The Gold Coast has Australia's largest[24] professional surf lifesaving service to protect people on the beaches and to promote surf safety throughout the community. The Queensland Department of Primary Industries carries out the Queensland Shark Control Program (SCP) to protect swimmers from sharks.[25] Sharks are caught by using nets and baited drumlines off the major swimming beaches. Even with the SCP, sharks do range within sight of the patrolled beaches. Lifeguards will clear swimmers from the water if it is considered that there is a safety risk.

Gold Coast beaches have experienced periods of severe beach erosion. In 1967, a series of 11 cyclones removed most of the sand from Gold Coast beaches. The Government of Queensland engaged engineers from Delft University in the Netherlands to advise what to do about the beach erosion. The Delft Report[26] was published in 1971 and outlined a series of works for Gold Coast Beaches including Gold Coast Seaway,[27] works at Narrow Neck that resulted in the Northern Gold Coast Beach Protection Strategy[28] and works at the Tweed River that became the Tweed River Entrance Sand Bypassing Project.[29]

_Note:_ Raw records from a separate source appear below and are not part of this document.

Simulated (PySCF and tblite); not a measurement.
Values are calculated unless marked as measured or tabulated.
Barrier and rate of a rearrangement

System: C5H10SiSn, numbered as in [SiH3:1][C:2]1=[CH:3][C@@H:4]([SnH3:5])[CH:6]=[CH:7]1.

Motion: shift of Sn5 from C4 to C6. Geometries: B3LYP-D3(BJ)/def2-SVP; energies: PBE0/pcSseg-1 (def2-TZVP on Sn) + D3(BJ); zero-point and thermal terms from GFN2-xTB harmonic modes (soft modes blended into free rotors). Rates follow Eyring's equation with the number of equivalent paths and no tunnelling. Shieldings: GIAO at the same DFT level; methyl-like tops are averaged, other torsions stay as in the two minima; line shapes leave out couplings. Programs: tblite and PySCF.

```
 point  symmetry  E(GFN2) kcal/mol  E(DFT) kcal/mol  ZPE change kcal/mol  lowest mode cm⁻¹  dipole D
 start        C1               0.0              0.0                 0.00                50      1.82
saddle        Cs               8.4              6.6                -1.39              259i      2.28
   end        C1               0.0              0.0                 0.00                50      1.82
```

By 2005 most of the recommendations of the 1971 Delft Report had been implemented. City of Gold Coast commenced implementation of the Palm Beach Protection Strategy[30] but ran into considerable opposition from the community participating in a NO REEF protest campaign.[31] The City of Gold Coast Council then committed to completing a review of beach management practices to update the Delft Report. The Gold Coast Shoreline Management Plan[32] will be delivered by organisations including the Environmental Protection Agency, City of Gold Coast and the Griffith Centre for Coastal Management. Gold Coast City is also investing into the quality and capacity of the Gold Coast Oceanway that provides sustainable transport along Gold Coast beaches.


The Gold Coast experiences a humid subtropical climate (Köppen climate classification Cfa), with warm winters and hot, humid summers. The city experiences substantial summer precipitation mostly concentrated in thunderstorms and heavy showers with rain events occasionally lasting up to a few weeks at time giving residents "the Summer blues", while winter is pleasantly mild to warm with little rain. In fact, it is for this pleasant winter weather that both the city and the Sunshine Coast—the coastal region north of Brisbane— are internationally renowned. Extreme temperatures recorded at Gold Coast Seaway have ranged from 2.5°C on 19 July 2007 to 40.5°C on 22 February 2005, although the city rarely experiences temperatures above 35°C in summer or below 5°C in winter.[33] The average temperature of the sea at Surfers Paradise ranges from 21.5C in July and August to 27.1C in February.[34]

Template:Weather box


Main articles: City of Gold Coast and Government of Queensland

Administratively, the Gold Coast is a local government area called the City of Gold Coast. The City of Gold Coast Council has 14 elected councillors, each representing a division of the City. Businessman Tom Tate is the current Mayor of the Gold Coast, first elected in 2012. Former mayors include Ron Clake, Gary Baildon, Lex Bell, Ray Stevens, Ern Harley and Sir Bruce Small, who was responsible for the development of many of the canal estates that are now home to thousands of Gold Coast residents.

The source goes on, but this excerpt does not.